Morning Cheat Sheet
When it Comes to Bush, Republican Hopefuls Press the Mute Button
Over the course of 90 minutes, they talked about Social Security and farm subsidies and energy and global warming. They tackled education and trade and budgets. But one topic they studiously avoided - President Bush. In their final televised debate before voters in Iowa cast the first ballots in the 2008 presidential contest, the Republican candidates managed to go the distance without mentioning the name of their own incumbent commander in chief even a single time.

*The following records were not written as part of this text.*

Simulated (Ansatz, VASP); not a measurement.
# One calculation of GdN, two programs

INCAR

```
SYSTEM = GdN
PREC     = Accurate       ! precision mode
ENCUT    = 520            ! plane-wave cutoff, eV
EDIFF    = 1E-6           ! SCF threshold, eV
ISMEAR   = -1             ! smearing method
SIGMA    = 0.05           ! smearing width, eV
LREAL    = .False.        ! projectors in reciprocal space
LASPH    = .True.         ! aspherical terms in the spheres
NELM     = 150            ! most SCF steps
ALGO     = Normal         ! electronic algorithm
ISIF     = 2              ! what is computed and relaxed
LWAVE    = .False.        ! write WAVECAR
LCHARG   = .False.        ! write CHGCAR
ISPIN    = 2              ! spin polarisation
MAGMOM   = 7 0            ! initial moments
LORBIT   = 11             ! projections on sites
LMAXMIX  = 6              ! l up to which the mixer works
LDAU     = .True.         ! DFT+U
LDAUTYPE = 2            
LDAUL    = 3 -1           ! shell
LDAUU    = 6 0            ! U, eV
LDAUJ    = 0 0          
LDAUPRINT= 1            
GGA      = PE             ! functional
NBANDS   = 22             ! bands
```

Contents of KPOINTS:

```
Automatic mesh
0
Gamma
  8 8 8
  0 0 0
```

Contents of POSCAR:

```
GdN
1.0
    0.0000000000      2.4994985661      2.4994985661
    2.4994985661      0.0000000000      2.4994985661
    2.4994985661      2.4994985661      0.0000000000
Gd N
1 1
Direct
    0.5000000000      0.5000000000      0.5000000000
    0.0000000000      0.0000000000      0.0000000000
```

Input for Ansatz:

Only twice was he even referred to without being named -- once when former Massachusetts governor Mitt Romney endorsed his education program and again when former ambassador Alan Keyes trashed him for ignoring illegal immigration. Otherwise, Bush was a non-entity. It's not that the candidates were distancing themselves from the unpopular president as they did more overtly at the beginning of the campaign. It's that he no longer really seemed relevant to their debate. After nearly a year of intense campaigning in a field that has proved as volatile as any in modern times, Bush has become yesterday's news.
It's not as if the president isn't doing things that could be the subject of a good debate. Just hours after the midday forum, for example, Bush vetoed for the second time legislation to expand the State Children's Health Insurance Program. He continues to ratchet up pressure on Iran despite the new intelligence finding that Tehran halted its nuclear weapons program in 2003. He is pushing for new authorization for his warrantless surveillance program. He has launched a high-stakes effort to forge peace in the Middle East and create a Palestinian state by the end of next year. And his administration is investigating the CIA decision to destroy videotapes of interrogations of captured terrorism suspects even as the president vows to veto a bill banning waterboarding.
Yet none of that came up in the debate, sponsored by the Des Moines Register, at least not in relation to Bush's actions. This is what happens when you have the first race since 1928 in which the White House has neither an incumbent president nor vice president in the running. For the first time in 80 years, there is no one on stage with a vested interest in promoting and defending the incumbent administration's record. And when the incumbent is stuck at 33 percent in the Washington Post-ABC News poll, as Bush is, no one else is eager to promote and defend his record either. If House Democratic Caucus Chairman Rahm Emanuel (Ill.) is right that when it comes to Bush, America has hit the mute button, then the president's party brethren are playing with the same remote.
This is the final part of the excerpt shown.